Like the proverbial elephant being described by six blind men, the National Register of Citizens (NRC) has become a battleground of contending views and cynical posturing. The Congress, AIUDF, Jamiat and AAMSU, among others, are dismayed over NRC State Coordinator Prateek Hazela’s suggestion to the Supreme Court about considering the citizenship claims of 40 lakh people (left out of draft NRC) on the basis of any of 10 documents, rather than 15 as earlier. They have pointed out that while the NRC authority expended great time, energy and resources in digitising 1951 NRC and electoral rolls up to 1971, these are among the five documents omitted from Hazela’s suggested list to the apex court. When lakhs of NRC applicants hunted for their legacy data in these documents to submit to the authority earlier, how come such documents are now sought to be ‘downgraded’ — it is being asked. Instead, the NRC Coordinator has plumped for papers like land documents, permanent resident certificate, documents proving government service, passport, bank or post office account, LIC policy, birth certificate and education certificate. “From where did Mr Hajela get the authority to give such an affidavit to the Supreme Court, when the fact is all 15 documents had earlier been accepted by the Registrar General, the Union Home Ministry and the Supreme Court?” wonders Assam Congress chief Ripun Bora.

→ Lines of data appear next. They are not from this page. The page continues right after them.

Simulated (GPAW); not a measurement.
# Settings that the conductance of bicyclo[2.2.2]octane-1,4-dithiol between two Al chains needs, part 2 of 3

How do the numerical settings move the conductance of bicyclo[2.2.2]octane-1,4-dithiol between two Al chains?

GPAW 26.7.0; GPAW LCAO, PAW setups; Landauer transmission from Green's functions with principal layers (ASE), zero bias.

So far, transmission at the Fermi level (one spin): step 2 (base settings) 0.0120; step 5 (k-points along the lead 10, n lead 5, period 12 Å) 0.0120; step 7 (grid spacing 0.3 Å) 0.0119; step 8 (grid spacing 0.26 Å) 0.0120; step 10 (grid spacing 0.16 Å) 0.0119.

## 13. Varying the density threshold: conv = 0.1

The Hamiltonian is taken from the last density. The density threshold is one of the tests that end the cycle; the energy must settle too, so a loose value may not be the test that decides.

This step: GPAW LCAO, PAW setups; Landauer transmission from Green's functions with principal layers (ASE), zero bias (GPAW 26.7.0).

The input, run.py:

Interestingly, Assam BJP chief Ranjit Dutta too has raised the same question, saying that the NRC Coordinator’s “unilateral” affidavit has sowed confusion in the minds of people and that his action has been discussed in the party’s national executive meet in New Delhi recently. Mr Dutta has further alleged that the names of a large number of indigenous people along with those of Bengali, Hindi, Gorkhali and other speakers living in Assam for ages have been excluded from draft NRC. How the Central and State governments respond in apex court to the NRC Coordinator’s affidavit remains to be seen, but one thing is clear — hardly any quarter seems happy with it.
After the initial euphoria over complete draft NRC publication on July 30 last wore off, it was found that an applicant could only search for his/her name after typing out the barcode number given in the receipt — there was no provision to examine the register as a whole. Nevertheless, speculation is rife that this draft NRC too has gone the way of electoral lists of yore, riddled with the names of Bangladeshi infiltrators. In the first part draft NRC published on 31st December last year, the NRC authority later weeded out 4,259 names of persons who had been declared foreigners by foreigner tribunals. There is still no official word forthcoming as to what action has been taken to apprehend these people, and whether any credible search is being made in the complete draft NRC to detect more such people. There are even reports of suspected foreigners employed in NRC verification work, and the mischief they perpetrated on the exercise. The NRC Coordinator himself has caused much consternation by admitting in the apex court that legacy data may have been bought and sold! This has spurred Assam Public Works, the NGO whose petition to Supreme Court in July 2009 had set the NRC update ball rolling — to now demanding that the vaunted NRC software be examined by a leading tech institute for failure to detect such fraud, as well as third-party verification of draft NRC. Meanwhile, the NRC authority has blocked access to legacy data (the 1951 NRC plus electoral rolls of 1967 and 1971) on NRC Assam portal, reportedly fearing its misuse. The data had been available online for three years, and many rejected applicants are only now finding out that they had failed to collect the necessary legacy data or had furnished the wrong data. Taking up cudgels on their behalf, the rights body ‘Citizens’ Rights Preservation Committee (CRPC)’ has pointed out such people stand to lose out on citizenship just because of their illiteracy and sheer ignorance. There are reasonable grounds to believe that most such people are either of indigenous stock or their forefathers had migrated to this region far earlier than 1971.

The Union Home Ministry, in consultation with Assam government, submitted to the apex court last month a draft standard operating procedure (SOP) for filing claims and objections regarding NRC. It is likely the SOP will be finalised soon after stakeholders submit their representations. Once this is done, hopefully, the question over penalties for filing objections that turn out to be wrong will also be settled. AGP’s Prafulla Kumar Mahanta has taken issue on this point, referring to the draconian penalty provisions for ‘wrong objections’ that had made the IMDT Act unworkable. How the balance is struck between necessary public scrutiny of an updated and transparent NRC on one hand and guarding against mischievous objections on the other, will be keenly watched. But the Assam government’s recent affidavit in Supreme Court on draft NRC offers food for serious thought, mentioning as it does the omission of a large number of people who qualify as original inhabitants, as well as genuine Indian citizens who migrated here from other States. It is all very well for the ruling BJP to talk of undertaking NRC update in other States too, so as to “detect, delete and deport” illegal immigrants. But the challenge is to ensure that the NRC in Assam is prepared to free of flaws before it is extolled elsewhere as a ‘model’. Subverting it from within by waiving settled norms, and bypassing it from outside by tweaking citizenship laws to make citizens of refugees, threaten to defeat its very purpose.